As a consequence the uevent can be delivered before cpusets have consistent
state which means that a user space invocation of sched_setaffinity() to
move a task to the plugged CPU fails up to the point where the scheduled
work has been processed.
The same is true for CPU unplug, but that does not create user observable
failure (yet).
It's still inconsistent to claim that an operation is finished before it
actually is and that's the real issue at hand. uevents just make it
reliably observable.
Obviously the problem should be fixed in cpusets/cgroups, but untangling
that is pretty much impossible because according to the changelog of the
commit which introduced this 8 years ago:
3a5a6d0c2b03("cpuset: don't nest cgroup_mutex inside get_online_cpus()")

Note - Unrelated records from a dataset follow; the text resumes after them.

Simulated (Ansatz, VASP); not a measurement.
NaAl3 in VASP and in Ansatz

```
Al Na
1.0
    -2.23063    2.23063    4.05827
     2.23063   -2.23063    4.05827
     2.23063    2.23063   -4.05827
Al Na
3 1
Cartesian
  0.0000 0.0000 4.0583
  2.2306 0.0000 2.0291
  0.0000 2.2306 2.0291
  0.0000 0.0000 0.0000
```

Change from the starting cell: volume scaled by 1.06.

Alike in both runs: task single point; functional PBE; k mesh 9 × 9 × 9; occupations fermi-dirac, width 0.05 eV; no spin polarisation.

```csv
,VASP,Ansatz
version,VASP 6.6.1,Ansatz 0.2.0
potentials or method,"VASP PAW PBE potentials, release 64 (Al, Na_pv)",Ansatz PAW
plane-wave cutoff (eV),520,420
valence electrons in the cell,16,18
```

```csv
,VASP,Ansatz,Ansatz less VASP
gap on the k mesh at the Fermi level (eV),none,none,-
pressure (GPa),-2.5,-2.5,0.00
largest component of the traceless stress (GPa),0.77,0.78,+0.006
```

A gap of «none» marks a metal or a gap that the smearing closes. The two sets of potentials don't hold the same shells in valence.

the lock order cgroups_mutex -> cpu_hotplug_lock is a design decision and
the whole code is built around that.
So bite the bullet and invoke the relevant cpuset function, which waits for
the work to finish, in _cpu_up/down() after dropping cpu_hotplug_lock and
only when tasks are not frozen by suspend/hibernate because that would
obviously wait forever.
Waiting there with cpu_add_remove_lock, which is protecting the present
and possible CPU maps, held is not a problem at all because neither work
queues nor cpusets/cgroups have any lockchains related to that lock.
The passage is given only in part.